Ukraine to Be the First in Europe to Connect Phones to Starlink Satellites

The largest mobile operator in Ukraine, Kyivstar, has started testing satellite communications for mobile phones in cooperation with Starlink, the Gaze reports, citing EuroNews.
Mobile phones with 4G or LTE networks are planned to be connected directly to Starlink satellites in orbit in the middle of 2026.
Analysts say the partnership is a “coherent step” for Ukraine, regardless of the country's growing dependence on Musk.
“There are obviously concerns about tech sovereignty because then you will only be depending on one provider, Starlink … but sovereignty at this point becomes a second priority … priority number one is winning the war,” stated Dario Garcia de Viedma, technology and digital policy fellow at the Elcano Royal Institute.
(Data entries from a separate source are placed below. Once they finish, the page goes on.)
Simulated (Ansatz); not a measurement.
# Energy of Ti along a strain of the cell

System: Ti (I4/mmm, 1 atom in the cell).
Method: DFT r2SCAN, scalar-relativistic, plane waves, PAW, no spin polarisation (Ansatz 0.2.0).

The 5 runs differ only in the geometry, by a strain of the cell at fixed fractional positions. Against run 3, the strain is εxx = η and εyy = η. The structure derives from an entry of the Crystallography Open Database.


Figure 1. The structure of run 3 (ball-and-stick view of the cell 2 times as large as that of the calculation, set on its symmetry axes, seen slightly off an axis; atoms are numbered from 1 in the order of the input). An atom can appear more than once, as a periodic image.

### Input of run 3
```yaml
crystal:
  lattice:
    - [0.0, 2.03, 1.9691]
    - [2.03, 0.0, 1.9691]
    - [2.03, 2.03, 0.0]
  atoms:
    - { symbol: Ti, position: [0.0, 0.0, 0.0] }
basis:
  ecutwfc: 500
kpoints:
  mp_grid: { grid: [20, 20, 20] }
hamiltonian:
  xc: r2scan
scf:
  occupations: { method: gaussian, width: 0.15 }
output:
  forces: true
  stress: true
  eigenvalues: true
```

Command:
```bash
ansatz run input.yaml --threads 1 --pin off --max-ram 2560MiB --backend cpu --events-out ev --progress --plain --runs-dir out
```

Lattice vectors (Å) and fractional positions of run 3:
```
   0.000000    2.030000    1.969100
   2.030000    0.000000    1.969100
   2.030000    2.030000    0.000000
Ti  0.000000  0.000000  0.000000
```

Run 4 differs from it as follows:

The advantage of Starlink in Ukraine is that the terminals that receive the signal are very convenient and portable.
“It [Starlink] has excellent connectivity, good portability and normal pricing for broadband,” said Jan Frederik Slijkerman, senior credit sector strategist at the forecaster ING Think.
Two days after the start of the full-scale invasion, Ukraine's Minister of Digital Transformation Mykhailo Fedorov asked Elon Musk to provide Starlink terminals, and six days later the country received the first sets.
As of April 2025, more than 50,000 terminals were in use in Ukraine to provide communications in critical infrastructure. Starlink was also actively used by the military, in particular in the Aerorozvidka mission to support the Delta combat control system during power outages.
In particular, Garcia de Viedma noted that cooperation with Kyivstar could become an economic incentive for Musk not to disconnect the satellites, since it binds him to commercial obligations in Ukraine.
Still, there is a consensus that Ukraine needs a program to diversify its communications resources.
It is noted that one of the solutions could be to limit the partnership between Starlink and Kyivstar to remote areas, without expanding it to urban consumers in Ukraine.
Another alternative for diversification would be to connect to European equivalents such as Eutelsat or IRIS2, although Starlink still has the advantage in terms of the number of satellites, launches, and customers.
The Gaze previously reported that Ukrainian company STETMAN will produce flat satellite terminals under a deal with Sweden’s Requtech, marking a key step toward satellite independence and creating a Starlink alternative.